You can use UUID's for Session Keys
So recently, this popped up (https://neilmadden.blog/2018/08/30/moving-away-from-uuids/), which is a terrible post about how you shouldn’t use UUID’s for session keys. LightNovels.today uses UUID’s for session keys, so I wanted to write something about why that’s not a bad idea.
First, let’s talk about how random a random UUID is. A UUID is 128 bits, of which 122 are supposed to be random. That’s a lot of randomness, really, anything over 96 bits is plenty of randomness for an online only service. If you can guess at something locally, you’d want more like 160 bits of randomness (or more), but that’s not the case here.
So, let’s talk numbers. If we assume the site will have a million active session at any given time, that eats around 20 bits of randomness. That leaves us with 102 bits of randomness.
Now, let’s talk about how many guesses you can make per second. Let’s assume I’m willing to pay $10,000 a month in hosting costs (I won’t, but let’s assume I’m willing to pay that). That will buy you 15 billion guesses a month. That’s 6,000 guesses a second or 13 bits worth of randomness.
In order to guess a valid session key, you would need 2^(122-20-13) seconds, or 618,970,019,642,690,137,449,562,111 seconds, or 19,500,000,000,000,000,000,000,000 years.

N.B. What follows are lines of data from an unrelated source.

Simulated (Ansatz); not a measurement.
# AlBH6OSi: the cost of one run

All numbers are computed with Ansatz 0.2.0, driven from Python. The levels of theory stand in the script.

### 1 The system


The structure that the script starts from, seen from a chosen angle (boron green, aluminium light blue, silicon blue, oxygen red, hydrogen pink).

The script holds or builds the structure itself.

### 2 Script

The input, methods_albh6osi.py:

Yeah, that’s a lot of time. I don’t need to switch off of UUID’s for session keys for a long time.
For 96 bits of randomness in a session key, it would be 292,000,000,000 years. That’s still well after our sun dies, and very long after the code will no longer understand what the date is (275,760 CE).
While it may seem that hosting expenses are quite high, that is for a ludicrously high number of requests per second for this category of site. If it actually grew to that point, I would have plenty of time to move it to a different kind of hosting that would be much cheaper. Normal amounts or even high amounts of traffic for the site cost in the range of $0-10 a month.
Note that these numbers are for a minor site like this. If you’re Google, you can and should use longer session keys.